Trevor Stephenson’s restored 1855 Bösendorfer piano is a time-travel gateway that reveals forgotten secrets
Having finally fallen under the spell of Trevor Stephenson’s beguiling preconcert lectures and the compelling results of his musicianship in the recent Messiah performance by his Madison Bach Musicians, there was no way I was going to miss his lecture/recital featuring a newly restored 1855 Bösendorfer piano.
Arriving at the parking lot of the First Unitarian Society ten minutes before the preconcert lecture I discovered the lot full, and after parking a couple of blocks away entered to find the Landmark Auditorium nearly filled by 300 or more auditors. The electricity in the hall last Friday night was undeniable, and the lecture alone would have been worth the price of admission.
The tale of this unique instrument has its own twists and turns, but the gist of what gives this piano such a powerful attraction is this: it was one of the last keyboards to be built without the large metal plate used from the mid-19th century onward to secure and tension the strings of a piano. Bösendorfer died a few years after this #4233 was built, and soon after his passing his son converted over to the relatively new metal plate design. While much is gained in power, keeping the instrument in tune, and durability, the loss of transparency in the sound is incalculable. And if you also go back to a less than perfectly even tuning in use for over a century, then one can in effect enter a musical time machine and hear works by Beethoven, Chopin—and even composers who wrote after 1855—and experience them in a totally new way.
This was Stephenson’s plan, and in a program of Faure, Chopin, Beethoven, Brahms, Debussy, Schoenberg (!) and Schubert, at least one person went home feeling as though he had just soaked up one of the most impactful listening experiences of over a half-century of concert going.
The opening “Berceuse” of Faure was the original four-hands version from the composer’s “Dolly Suite,” Stephenson being ably partnered by Timothy Mueller. Available in any instrumental or orchestral version one wishes, the gently melody tinkled as if from a music box.
Perhaps more intriguing was a pair of Chopin nocturnes, first the Op. posthumous in C-sharp minor (an early work) and the D-flat, Op. 27, No. 2. Stephenson had explained that earlier patterns of tuning (despite being about a century after Bach’s famous “Well-tempered Clavier”) started by making C Major the most “purely” tuned key, and the farther away one gets by adding many sharps or flats, the more ambiguous the intervallic relationships become. The result in these Chopin works was to hear the pieces as if light was being viewed through a different kind of prism.

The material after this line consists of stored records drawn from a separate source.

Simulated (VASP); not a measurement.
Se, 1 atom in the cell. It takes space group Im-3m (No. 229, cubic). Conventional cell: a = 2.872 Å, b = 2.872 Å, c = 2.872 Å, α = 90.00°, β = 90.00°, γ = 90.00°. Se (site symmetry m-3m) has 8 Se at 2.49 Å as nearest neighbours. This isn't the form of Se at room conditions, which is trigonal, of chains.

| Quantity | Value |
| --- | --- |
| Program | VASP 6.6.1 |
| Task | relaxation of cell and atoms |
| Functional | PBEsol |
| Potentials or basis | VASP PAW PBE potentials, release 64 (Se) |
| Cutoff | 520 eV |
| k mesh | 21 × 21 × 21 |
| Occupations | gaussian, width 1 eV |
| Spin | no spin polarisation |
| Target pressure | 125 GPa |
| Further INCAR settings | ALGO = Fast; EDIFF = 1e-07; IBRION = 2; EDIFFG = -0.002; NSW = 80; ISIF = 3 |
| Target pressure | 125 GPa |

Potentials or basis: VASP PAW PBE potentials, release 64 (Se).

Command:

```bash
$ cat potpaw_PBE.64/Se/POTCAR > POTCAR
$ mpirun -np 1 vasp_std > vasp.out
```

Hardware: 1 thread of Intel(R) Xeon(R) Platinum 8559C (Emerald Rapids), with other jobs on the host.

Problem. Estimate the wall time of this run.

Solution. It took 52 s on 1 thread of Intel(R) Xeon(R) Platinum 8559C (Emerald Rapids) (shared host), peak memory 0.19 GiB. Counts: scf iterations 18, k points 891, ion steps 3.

A stark and fascinating contrast then to hear Beethoven’s Sonata No. 21in C Major, Op 53, “Waldstein.” Beethoven would not have even had access to a keyboard as strong and wonderful as the 1855 Bösendorfer before he died in 1827, but to hear the celestial theme of the finale, all C Major glow and seeming to float off the keys, was to gain a new glimpse into what the near-deaf composer may have heard in his inner ear.
It was not surprising to find Debussy’s early Suite Bergamasque well suited to a piano that was already a near-antique when the Frenchman’s early opus presaged the onset of Impressionism. “Clair de Lune,” the third movement of the suite, could hardly have emerged any more limpid.
One could genuinely question why Stephenson would even think of playing Schoenberg on such a piano, but the explanation was cogent. The “Six Little Piano Pieces,” Op. 19 predate the Viennese master’s codification of twelve-tone writing, but atonal they are. Stephenson said that he wanted to see what would happen, and the answer for him was that the 1885 keyboard does a great job “of fighting against what Schoenberg was trying to do; modern pianos too easily give him what he was looking for.” Given the brevity of the works (scarcely ten minutes in all, if that), it was a worthy curiosity.
But better still to go back to Schubert, and his “Moment Musicaux No. 6”; another minor miracle, like seeing a great old painting with all the years of dirt removed. The encore was too short, but could scarcely have been sweeter, the “Gymnopedies No. 1” of Satie. One left hoping for not more encores, but a whole new programmatic excursion on this instrument. Happily, Stephenson had mentioned that recording on his “new” piano is definitely in the works.
Wow! Great article on a fascinating musical experience!!